The sailors’ conscripts rescued from the Russian cruiser Moskva, which was sunk in April, are to be sent to Ukraine again, although many of them are in a bad mental state and no longer want to fight, the independent Russian Novaya Gazeta Yevropa reported.
The parents of the Russian sailors, quoted by “NGJ” on Monday evening, confirmed that the 49 surviving servicemen are currently on the patrol ship Ladnyy – a vessel put into service in 1981 and in need of repair. Relatives of the conscripts have sent appeals to, among others, the military prosecutor’s office in Sevastopol, the Committee of Mothers of Soldiers of Russia and state human rights institutions. The letters stressed that despite earlier promises by commanders, the sailors have still not been ashore.
– Our children, serving on the cruiser Moskva, have already been illegally recruited to participate in a special military operation (a propaganda term for the Russian invasion of Ukraine ). The sailors have suffered psychological trauma related to the shipwreck. We consider it unacceptable to re-engage these individuals in combat operations,” the parents of the conscripts wrote.
The Moskva was the flagship of the Black Sea Fleet and one of Russia’s most important warships. As the Russian defence ministry reported on 14 April, the vessel sank while being towed in storm conditions. Earlier, the Ukrainian army reported that the ship was hit by two Neptune cruise missiles. This version was confirmed by the United States.

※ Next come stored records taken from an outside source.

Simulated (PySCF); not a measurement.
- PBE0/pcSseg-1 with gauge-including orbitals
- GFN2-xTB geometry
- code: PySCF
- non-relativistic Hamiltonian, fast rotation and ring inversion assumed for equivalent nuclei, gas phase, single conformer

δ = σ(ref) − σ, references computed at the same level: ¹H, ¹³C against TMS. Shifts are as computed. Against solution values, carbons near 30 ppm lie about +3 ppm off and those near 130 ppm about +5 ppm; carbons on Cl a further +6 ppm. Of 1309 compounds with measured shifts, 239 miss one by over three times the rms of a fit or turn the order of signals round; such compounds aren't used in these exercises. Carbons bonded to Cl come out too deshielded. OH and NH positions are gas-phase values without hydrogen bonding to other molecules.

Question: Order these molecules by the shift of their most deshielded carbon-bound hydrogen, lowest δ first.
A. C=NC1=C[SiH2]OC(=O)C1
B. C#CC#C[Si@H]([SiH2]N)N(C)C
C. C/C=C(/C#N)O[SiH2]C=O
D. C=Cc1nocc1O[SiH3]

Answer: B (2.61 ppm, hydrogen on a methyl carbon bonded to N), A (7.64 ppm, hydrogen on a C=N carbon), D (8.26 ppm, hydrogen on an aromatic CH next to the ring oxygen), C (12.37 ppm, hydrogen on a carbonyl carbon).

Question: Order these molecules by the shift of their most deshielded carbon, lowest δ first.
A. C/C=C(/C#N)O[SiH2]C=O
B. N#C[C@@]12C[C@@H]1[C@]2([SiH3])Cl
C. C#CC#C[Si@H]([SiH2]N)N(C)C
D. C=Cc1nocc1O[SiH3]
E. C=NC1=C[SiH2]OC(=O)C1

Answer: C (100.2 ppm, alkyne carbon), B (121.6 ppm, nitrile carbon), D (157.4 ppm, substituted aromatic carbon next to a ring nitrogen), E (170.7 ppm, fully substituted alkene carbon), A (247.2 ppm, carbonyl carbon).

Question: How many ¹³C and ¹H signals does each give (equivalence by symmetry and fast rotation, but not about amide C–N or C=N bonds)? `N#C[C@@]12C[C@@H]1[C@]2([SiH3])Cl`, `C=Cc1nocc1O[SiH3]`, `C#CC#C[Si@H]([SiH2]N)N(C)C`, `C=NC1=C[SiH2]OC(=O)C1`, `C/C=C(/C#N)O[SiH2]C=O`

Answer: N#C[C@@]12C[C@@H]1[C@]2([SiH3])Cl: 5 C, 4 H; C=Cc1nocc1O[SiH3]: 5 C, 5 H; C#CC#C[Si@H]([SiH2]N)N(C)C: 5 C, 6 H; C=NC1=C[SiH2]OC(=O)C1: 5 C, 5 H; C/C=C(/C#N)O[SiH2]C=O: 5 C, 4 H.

According to the Russian side, only one crew member was killed on the cruiser and 27 were considered missing. The actual number of dead is probably much higher. According to Russian opposition figure Ilya Ponomariov, information about the rescue of only 58 of the ship’s 510 personnel has been confirmed.
In late March, more than a month after the start of the Russian invasion of Ukraine, Novaya Gazeta received warnings from state media regulator Roskomnadzor and subsequently suspended its paper and online operations until the “operation in Ukraine” was completed. A few weeks earlier, Novaya Gazeta’s editorial team had removed material on the war due to Russia’s restrictive media law. Providing truthful information about the course of the conflict is punishable in this country by up to a dozen years in prison.
On 6 April, the foreign publication of Novaya Gazeta, published under the name Novaya Gazeta Yevropa, was inaugurated in the Latvian capital Riga.
In 2021, Novaya Gazeta’s editor-in-chief Dmitry Muratov was awarded the Nobel Peace Prize for his work as a journalist.